Wednesday, September 14, 2011

My first painting

Vacationing along the Northern California coast on a shoestring budget, I found some cheap paper and a child’s watercolor set at a hardware store. At the grocery store, I remembered how green beans mkae the most glorious Kelly green brine, and of coffee’s rich indelible stain. I remember cringing at the waste of beet’s crimson juice spilling across white porcelain, disappearing down the drain. Back at the cabin, I made a strong cup of coffee, drained the beans and beets. Creating my own pigment gave me freedom to risk a flop. The image in my head was infantile. A heart. A simple shape. Disarmingly whimsical. I experimented with the stroke of a brush. Crimson juice bleeds into the paper, creating its own indiscernible shape. I didn't know how to make the paint stop and start. I tore the shape of the heart, about 12 inches across. Big seemed appropriate. On the diagonal I tore it in two. If I had been braver or weaker I would have torn it to tiny shreds - that's how I was feeling. Torn. I crumpled the two sides, dipped the crumpled balls in the beet juice. Spread them back out, careful to leave the wrinkles intact. I bruised it with lavender paint from the paint box. I glued the halves to another piece of paper, then tore new lengths of paper, dipped them in green bean juice or coffee and placed them around the edges - a mock frame. My first comment: “Looks kind of lop-sided.” And then a question: “Is it supposed to be so wrinkled?”

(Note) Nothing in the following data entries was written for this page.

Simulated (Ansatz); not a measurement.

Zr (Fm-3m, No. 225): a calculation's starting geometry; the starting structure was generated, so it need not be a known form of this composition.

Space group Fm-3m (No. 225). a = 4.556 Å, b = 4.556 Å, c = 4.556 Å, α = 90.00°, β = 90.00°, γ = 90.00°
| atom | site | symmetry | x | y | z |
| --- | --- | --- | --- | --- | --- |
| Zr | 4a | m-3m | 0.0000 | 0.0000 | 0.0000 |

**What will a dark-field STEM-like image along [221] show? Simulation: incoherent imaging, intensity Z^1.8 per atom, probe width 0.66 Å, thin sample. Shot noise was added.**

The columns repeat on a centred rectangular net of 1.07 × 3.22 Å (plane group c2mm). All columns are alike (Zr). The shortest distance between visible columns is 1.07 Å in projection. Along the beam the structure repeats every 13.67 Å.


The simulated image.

During the night, I got up to see how the colors changed while drying. The heart seemed to speak for me, “I’m not as strong as I appear.” As the art slowly revealed itself, gradually changing ever so slightly, I was mysteriously comforted, as if a small piece of passionate longing was being returned to me. In the days that followed, I explored books on art. Betty Edwards in “Drawing on the Right Side of the Brain” describes: “A drawing can let you see how you feel. Putting that another way, the right brain, by means of drawing, can show the left brain what the trouble is.”

Though my images were crude, I understood them and what was more startling wss they seemed to understand me, to explain me. I painted a woman rising from a hair follicle, children playing with a bear, a progressively deepening image of a woman sprouting a flower from a heart in her head. My art said what I was still too fragile to utter. The woman in place of the hair follicle refused her role as a hair. She was emerging, risking. A woman to be reckoned with. I became incrementally braver - like the wise children with the bear. They knew the bear was unpredictable, kind now, vicious in a twinkling. They still approached it. The woman with the flower sprouting from the heart in her head could not yet risk clarity. Habitually avoiding the painful, the coward in me often denied what Augustine summed up as “the whole life of the good Christian” as “a holy longing.” My art admits my longing. It is my confession; an axe to pretense, causing pain at the surprise of how much I need. Art reveals the peaks and valleys of real life. What do I do with all this longing? These conflicted feelings - I want intimacy without exposure, recognition AND anonymity - are mirror and flashlight, a peek at my hidden selves. A light that threatens more than the dark.

Art takes me out of Eve’s proverbial bushes, the deadening foliage of approval-seeking, closet-stuffing, mask-donning. In “The Sacred Romance”, John Eldridge says, “The true story of every person is not the story you see, the external story. This journey first takes us on a search for the lost life of our heart.”

If “being follows imagination” as Thoreau insisted, I should be encouraged. Art helps me put flesh, add color and shape to the unnamed shadows within me. My art brings light, and therefore, life to what I have deadened myself against: loneliness, powerlessness, alienation. I move from the cold shadow of faux contentment into stark honesty. Usually it does not go well. It is worse than I think. I am poor in spirit. I hunger. I thirst. I won’t be able to make it on my own. God does not refute me, dismiss me or minimize my need. God joins me.